First of all, there’s no real need to pin down a specific size of paper, or type of material/medium for that matter. You'll adapt to what is needed at the time, just make sure you have options available. I've played various games using A4, A3, A2, whiteboard, a TV screen and at one point a glass table on which we drew with whiteboard markers while using cheetos and funions as props. And I can truly say that these are all great options, except for the props getting 'lost' on that last one.
In determining a good size or the most suitable type of material/medium, there are a few things to consider;
TL;DR: I'd go with A2, but there are other options altogether.
Miniatures & Party size
Miniatures force you to go big in terms of the map's physical size as you cannot really scale down. And of course, the number of PCs you need to accommodate is also going to drive up your requirement. Using smaller tokens or just marking player positions has never really worked for me, it just isn’t the same. When drawing at 35mm scale, you will run out of room on A3 sooner than you think. That is especially true when your players get tactical, which brings us to;
It sucks having to pause the action to add additional sheets because one of your players wants to see whether he can circle around ‘those trees to the side’. Some GMs would say; “Well, that’s just the map boundary.” Come on, really? I prefer to avoid this type of ‘confinement’ and have the players feel like there is an actual world outside of what has been drawn. If there’s a group of trees, of course they can go around it to sneak up on someone. Just don’t blame me if at one point an NPC has the same thought... → See my additional remark at the bottom.
This is why I usually advise people to go with A2 size when using paper. Large tear off pads are affordable and available at any office supply store. Even if this seems big at first, trust me and just start in the middle. Don’t fold them over to make room, you’ll regret it!

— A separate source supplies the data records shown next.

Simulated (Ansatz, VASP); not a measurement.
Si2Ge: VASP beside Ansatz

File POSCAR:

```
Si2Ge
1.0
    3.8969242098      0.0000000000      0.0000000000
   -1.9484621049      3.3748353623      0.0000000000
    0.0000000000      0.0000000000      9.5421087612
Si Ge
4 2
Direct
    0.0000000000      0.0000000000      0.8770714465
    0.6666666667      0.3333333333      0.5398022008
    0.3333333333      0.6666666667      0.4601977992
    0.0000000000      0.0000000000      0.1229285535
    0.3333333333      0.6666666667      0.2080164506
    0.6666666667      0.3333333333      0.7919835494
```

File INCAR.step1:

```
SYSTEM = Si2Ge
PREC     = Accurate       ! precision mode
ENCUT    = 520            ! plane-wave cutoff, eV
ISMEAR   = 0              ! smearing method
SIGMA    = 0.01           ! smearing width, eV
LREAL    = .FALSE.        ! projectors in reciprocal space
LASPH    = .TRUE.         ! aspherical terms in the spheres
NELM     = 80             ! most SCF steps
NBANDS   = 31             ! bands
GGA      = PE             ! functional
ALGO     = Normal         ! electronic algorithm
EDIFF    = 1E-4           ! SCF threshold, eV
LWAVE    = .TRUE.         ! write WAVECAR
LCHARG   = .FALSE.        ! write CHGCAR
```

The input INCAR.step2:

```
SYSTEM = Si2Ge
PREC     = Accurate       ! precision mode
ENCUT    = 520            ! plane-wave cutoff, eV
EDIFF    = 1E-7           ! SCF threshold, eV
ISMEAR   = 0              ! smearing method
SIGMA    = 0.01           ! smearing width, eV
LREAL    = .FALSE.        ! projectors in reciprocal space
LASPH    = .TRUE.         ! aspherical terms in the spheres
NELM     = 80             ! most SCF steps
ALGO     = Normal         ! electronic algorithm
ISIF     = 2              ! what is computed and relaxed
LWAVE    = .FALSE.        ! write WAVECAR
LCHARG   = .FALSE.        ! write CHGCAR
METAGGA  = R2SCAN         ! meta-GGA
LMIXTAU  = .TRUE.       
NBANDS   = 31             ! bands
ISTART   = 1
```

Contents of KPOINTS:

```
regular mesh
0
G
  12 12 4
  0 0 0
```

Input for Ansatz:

There are other choices if you are not dead set on using paper, but it depends on your set-up. By which I mean the actual table at which you are playing. If there’s enough room so that players won’t be leaning on or putting their drinks/food on the edges of the map, you might consider putting a whiteboard on the table. These are available in sizes more than large enough for any battle and are perfect for drawing on the fly because mistakes a easily corrected. Even better is a smooth synthetic tablecloth, they are available in white but you can also go with transparent as long as you put something under it to provide contrast. You can draw on them with whiteboard markers and they clean very easily.
Additional thoughts on roaming players
The way I go about handling it is best compared to how you can roam about the Battlefield multiplayer maps. You are confined to the general battle area although you can still see a large rendered world beyond that. A player that leaves the immediate area of the battle not only risks being at a tactical disadvantage due to losing line of sight, he risks not getting back in time in case the battle goes pear-shaped. If your map is small enough for him to not run those risks, you should give him some leeway and expand the territory.
When I do not feel like adding additional paper or expanding the drawing, I discuss what the player is trying to achieve and give him the parameters. If he for instance wants to flank as per the earlier scenario, I just tell him how long it will take or what the distance is, what he encounters and where he'll pop up back on the map. Sometimes I also add an additional risk by declaring a 20% chance of attracting unwanted attention or running into an otherwise dangerous situation.
If this still results in your players wanting to explore more than the map you have in mind, just sit down with them and discuss their intentions. Outside of battle or when I do not feel like unnecessarily expanding my drawing, I mostly just describe their surroundings in detail so they can roleplay until they hit a point where they have an encounter with someone or something and it is important to know who is where exactly.